Thinking about privacy implications before, not after the event

The NSW Government's Office of the Privacy Commissioner has for some time been urging agencies to give early consideration to privacy issues when considering new policies and projects. It has even published a checklist in its Privacy Essentials series (Number 3) to assist.

It doesn't go into whether in establishing a new organisation it will be covered by privacy legislation but in light of the following perhaps it should.

According to an article in today's Australian Financial Review, the Government found itself on the back-foot regarding privacy implications arising from the establishment of the Public Transport Ticketing Corporation.

With NSW years behind in integrating ticketing and fare payment systems for public transport, no one could oppose the idea of establishing a single purpose organisation to at last make this happen. However, legislation introduced in the Parliament would initially establish the corporation as a statutory body which in due course would be transformed into a State Owned Corporation.

The privacy problem is that State Owned Corporations in NSW are not subject to NSW privacy laws, except in respect of the handling of health information. Of the 16 bodies listed in Schedule 1 of the State Owned Corporations Act - the list includes, Sydney Ferries, Sydney Water and NSW Lotteries - only 1 (Integral Energy) is subject to the Private Sector provisions of the Federal Privacy Act. Some of the rest "voluntarily" agree to comply with NSW privacy law.

The (Opposition) Member for Hornsby, Judy Hopwood, raised the privacy concern in the course of parliamentary debate on 1 March 2006. It hadn't been mentioned by government speakers in introducing the Bill. The Deputy Leader of the Opposition also referred to an FOI application for documents relating to the management of the ticketing initiative which is long overdue.

The answer to the problem is simple enough; make all State Owned Corporations - including the proposed Public Transport Ticketing Corporation - subject to the Government's own privacy legislation.

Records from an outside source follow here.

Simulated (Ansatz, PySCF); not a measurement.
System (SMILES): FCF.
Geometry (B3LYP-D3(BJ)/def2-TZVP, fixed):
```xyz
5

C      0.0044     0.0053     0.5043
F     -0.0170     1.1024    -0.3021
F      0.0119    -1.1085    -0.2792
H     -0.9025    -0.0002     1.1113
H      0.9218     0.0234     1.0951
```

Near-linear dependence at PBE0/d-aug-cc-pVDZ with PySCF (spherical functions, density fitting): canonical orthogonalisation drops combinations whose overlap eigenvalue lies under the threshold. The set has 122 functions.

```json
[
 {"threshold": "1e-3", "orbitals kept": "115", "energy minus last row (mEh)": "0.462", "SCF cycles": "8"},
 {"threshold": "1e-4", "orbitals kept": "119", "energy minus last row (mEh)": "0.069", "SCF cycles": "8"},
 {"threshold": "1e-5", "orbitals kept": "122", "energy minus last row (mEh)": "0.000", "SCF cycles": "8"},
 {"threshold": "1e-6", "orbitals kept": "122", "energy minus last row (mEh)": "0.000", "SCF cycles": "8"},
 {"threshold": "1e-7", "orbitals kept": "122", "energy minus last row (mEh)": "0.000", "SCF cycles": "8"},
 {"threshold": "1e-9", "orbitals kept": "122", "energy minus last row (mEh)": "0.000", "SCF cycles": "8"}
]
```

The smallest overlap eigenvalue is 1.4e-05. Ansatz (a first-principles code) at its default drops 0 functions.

Perhaps these issues will be addressed in the long overdue statutory review of the NSW Privacy and Personal Information Protection Act. The Act required the Attorney General to table the Report on the Review no later than November 2004. It is still to appear.

The Financial Review reports that the Greens plan to move an amendment in the Legislative Council that the Ticketing Corporation not be exempt from NSW privacy law.